Many may wonder that, while Cantonese and the Teochew dialect are extensively spoken by the overseas Chinese community, why is Mandarin the official language of China?
What is the history of Mandarin?
The predecessor of Mandarin (普通话 Pǔ tōng huà) is the Beijing dialect (北京话 Běi jīng huà), which dates back to the Ming Dynasty in China and has a history of about 600 years. In fact, the Beijing dialect that is now widely spoken was not originally the native language of Beijing.
When the Ming Dynasty (明朝 Míng cháo) was founded, its capital was Nanjing (南京Nán Jīng). Following the death of the dynasty’s emperor, Zhu Yuanzhang (朱元璋 Zhū yuán zhāng, or the Hongwu Emperor), Zhu Di, or the Yongle Emperor usurped the throne that had belonged to Zhu Yuanzhang’s nephew, while relocating the capital to Beijing. 100,000 aristocrats from Nanjing moved north with Zhu Di, and Beijing was the abandoned capital of the old dynasty, the Yuan Dynasty (元朝 Yuán cháo) at this time, with its adherents (遗民 Yí mín) who remained there primarily speaking Mongolian and a few languages from the area west of the Central Plains of ancient China. As the time went by, the Nanjing dialect and these dialects gradually merged to form the modern Beijing dialect when these southern people moved in.
Mandarin, the predecessor of the Beijing dialect, was recognized only 60 years ago and was first confirmed as an official language of China in October 1955, at the Academic Conference on the Standardization of Modern Chinese and the National Conference for Text Reform. Following that, the definition of Mandarin was established: Mandarin is the common language of the modern Chinese people of the Han ethnic group, with the Beijing dialect serving as the standard pronunciation, the northern dialect serving as the foundation dialect, and exemplary modern vernacular works serving as the grammatical norm. Mandarin was introduced to the Constitution as China’s official language and gradually spread throughout the country. The country “must promote the use of Mandarin,” according to the Chinese Constitution.

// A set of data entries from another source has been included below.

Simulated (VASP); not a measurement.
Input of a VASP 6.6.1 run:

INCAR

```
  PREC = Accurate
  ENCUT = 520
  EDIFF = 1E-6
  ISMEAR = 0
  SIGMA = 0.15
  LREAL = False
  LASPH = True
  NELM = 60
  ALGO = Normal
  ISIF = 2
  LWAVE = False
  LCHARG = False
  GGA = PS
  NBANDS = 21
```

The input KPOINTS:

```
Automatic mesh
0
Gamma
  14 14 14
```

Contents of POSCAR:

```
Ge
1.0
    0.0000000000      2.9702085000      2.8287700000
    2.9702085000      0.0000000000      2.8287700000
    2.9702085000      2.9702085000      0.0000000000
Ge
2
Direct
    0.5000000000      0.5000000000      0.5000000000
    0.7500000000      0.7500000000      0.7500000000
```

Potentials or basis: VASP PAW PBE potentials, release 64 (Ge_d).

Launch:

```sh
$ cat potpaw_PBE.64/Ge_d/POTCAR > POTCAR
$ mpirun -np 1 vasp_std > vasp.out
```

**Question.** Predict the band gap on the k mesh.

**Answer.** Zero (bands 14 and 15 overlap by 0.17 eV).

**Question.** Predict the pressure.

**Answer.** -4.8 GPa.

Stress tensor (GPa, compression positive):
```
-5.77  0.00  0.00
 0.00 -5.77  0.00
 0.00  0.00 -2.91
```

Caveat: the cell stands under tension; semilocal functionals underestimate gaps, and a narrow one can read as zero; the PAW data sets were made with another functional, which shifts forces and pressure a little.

As is known to all, China has a vast territory with quite a number of ethnic groups, and there are more than 80 kinds of dialects that are commonly used in China. According to data, the least frequently used Ping dialect, among the top ten used dialects in China, is still spoken by two million people.
So how did Mandarin beat out other dialects like Cantonese and the Wu dialect to become the official lingua franca of China?
Politics is the primary reason. Beijing is the capital of China and was established as such during the Yuan Dynasty, so Mandarin, which is based on the Beijing dialect, has an inherent political advantage. In addition, Mandarin is more inclusive. It is not exactly the same as the Beijing dialect, but it incorporates characteristics of dialects from the north and south of China. Mandarin is also the closest to the basic pronunciation of Chinese characters. Also, because spoken Mandarin is the closest to the basic pronunciation of Chinese characters, Chinese characters have always been the official writing system of China, despite the many Chinese dialects.
In contrast to other dialects, there are no discrepancies between the spoken and written forms of Mandarin because they are both based on pinyin. Mandarin is also much simpler in terms of tones, with only four basic tones. Other dialects, however, have a more complex system with single tones and legato tones, such as Cantonese (click to know the difference between Mandarin and Cantonese), which has nine tones and six modes (the tonal system of Cantonese and other southern dialects in China), and the Wu dialect, which has a more complex system with single tones and legato tones. As a result, Mandarin is much simpler to learn and better suited for promotion as a nation’s official language.
Now let’s go back to the question at the beginning of our discussion:
Why do Cantonese, Teochew, and Minnan dialects continue to have such a strong international presence now?
The majority of these dialects were used in China’s southern provinces, such as Guangdong, Guangxi, and Fujian, which are close to the sea and make it easier for people to travel by sea. Before Mandarin was declared the official language of China, many locals sailed overseas to do business and even chose to settle in other parts of the world, which is why languages like Cantonese continue to account for a large portion of the language used by the overseas Chinese community today.
As China’s economy continues to prosper, the influence that Mandarin brings as an official language will gradually expand for sure. With China’s abundant tourism resources, massive trading market, and rich history, learning Mandarin will be at the top of your priority list no matter how you intend to learn about the country in the future.
明朝(Míng cháo): The Ming Dynasty (1368-1644)
The Ming Dynasty is one of China’s dynasties, dating back approximately 400 years ago.
朱元璋：(Zhū yuán zhāng), the Hongwu Emperor
He is the founder of the Ming Dynasty
元朝 (Yuán cháo): The Yuan Dynasty (1271-1368)
The Mongols founded the Yuan Dynasty, which was a unified dynasty.
遗民 (Yí mín): Adherents of a former dynasty
西域 (Xī yù): Generally refers to the area west of the Central Plains of China in ancient times.